Connecting fashionistas across the world via a 3D printer
A model on one side of the world. A designer on the other. Some 400 hours of creativity later, the most spectacular 3D-printed dress stuns the global fashion world.
Industrial designer and Griffith University lecturer Samuel Canning has fused art with engineering to craft a spectacular world-first dress based on a body scan of a model on the other side of the globe.
Samuel teamed up with fashion designer Melinda Looi and the world’s leading exponent of 3D printing, Belgian-based company Materialise, to bring the concept to life.
It’s a project he describes as “beyond a doubt, the highlight of my design career”.
“It took me about 400 hours to model this dress on the computer and it ended up comprising somewhere between 25,000 and 30,000 individual pieces,” he explains.
The gown was specifically folded to fit into a 3D printing machine and came out fully assembled in one individual piece – making it one of the first of its kind. It was then finished off by Melinda Looi with more than 5,000 Swarovski crystals.
Inspired by the ocean, the dress was first unveiled on The Today Show in the US before its debut in Australia, Asia and Europe.
Sam explains it was a collaborative international project, highlighting the incredible potential of 3D printing technology.
“We had a Malaysian model who was scanned in Switzerland by an Italian 3D scanner, and then the files were sent back to Australia where they were processed before printing in Belgium,” he says.
“It shows a very interesting feature of this technology that we want the next generation of designers to see – that there is a real place and ever growing demand for this type of expertise.”
From his beginnings as a hand French polisher restoring antiques in England – utilising no technology at all – Sam’s journey to the world of 3D printing and the field of fashion is not as unlikely as it may seem.
His first apprenticeship sparked a love of craftsmanship – a theme ever present in his career and certainly at the forefront of his latest work.
From here he began making his own furniture before moving to Australia in 1997.
“I was intrigued by furniture that had been cut so accurately, so I started to look into how it had been made and that’s when I came across digital technology,” he says.
“From there I became interested in industrial design, which led me eventually to fashion.
“Fashion allows for a new kind of craftsmanship and it’s one that I believe will revolutionise what it means to work in the industry.
“We are already seeing the very same software that is used to build aeroplanes now used to create hats, shoes and clothing.

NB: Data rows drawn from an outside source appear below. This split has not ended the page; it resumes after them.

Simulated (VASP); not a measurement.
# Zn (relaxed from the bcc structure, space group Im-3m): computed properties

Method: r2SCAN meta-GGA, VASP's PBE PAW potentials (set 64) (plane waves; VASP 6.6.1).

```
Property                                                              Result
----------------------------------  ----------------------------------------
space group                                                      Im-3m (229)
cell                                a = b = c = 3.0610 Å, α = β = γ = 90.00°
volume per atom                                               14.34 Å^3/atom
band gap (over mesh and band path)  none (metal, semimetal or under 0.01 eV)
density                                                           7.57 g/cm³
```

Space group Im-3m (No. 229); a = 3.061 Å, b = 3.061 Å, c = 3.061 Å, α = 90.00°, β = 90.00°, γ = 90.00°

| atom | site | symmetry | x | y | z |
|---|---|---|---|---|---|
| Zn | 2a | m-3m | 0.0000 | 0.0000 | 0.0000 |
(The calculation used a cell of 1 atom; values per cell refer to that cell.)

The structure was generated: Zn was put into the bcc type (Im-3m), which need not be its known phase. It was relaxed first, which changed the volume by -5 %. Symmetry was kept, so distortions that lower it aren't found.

“It won’t be long before shoppers can have permanent scans of their bodies that will allow them to try fashion on in a virtual sense, moving all of our shopping experiences online and meaning we may never have to worry about fitting again.
“With fashion so open to new ideas and accepting of new technology, it is an ideal field to realise the potential for the newest technology.
“3D printing really does change the way we work and what is possible.”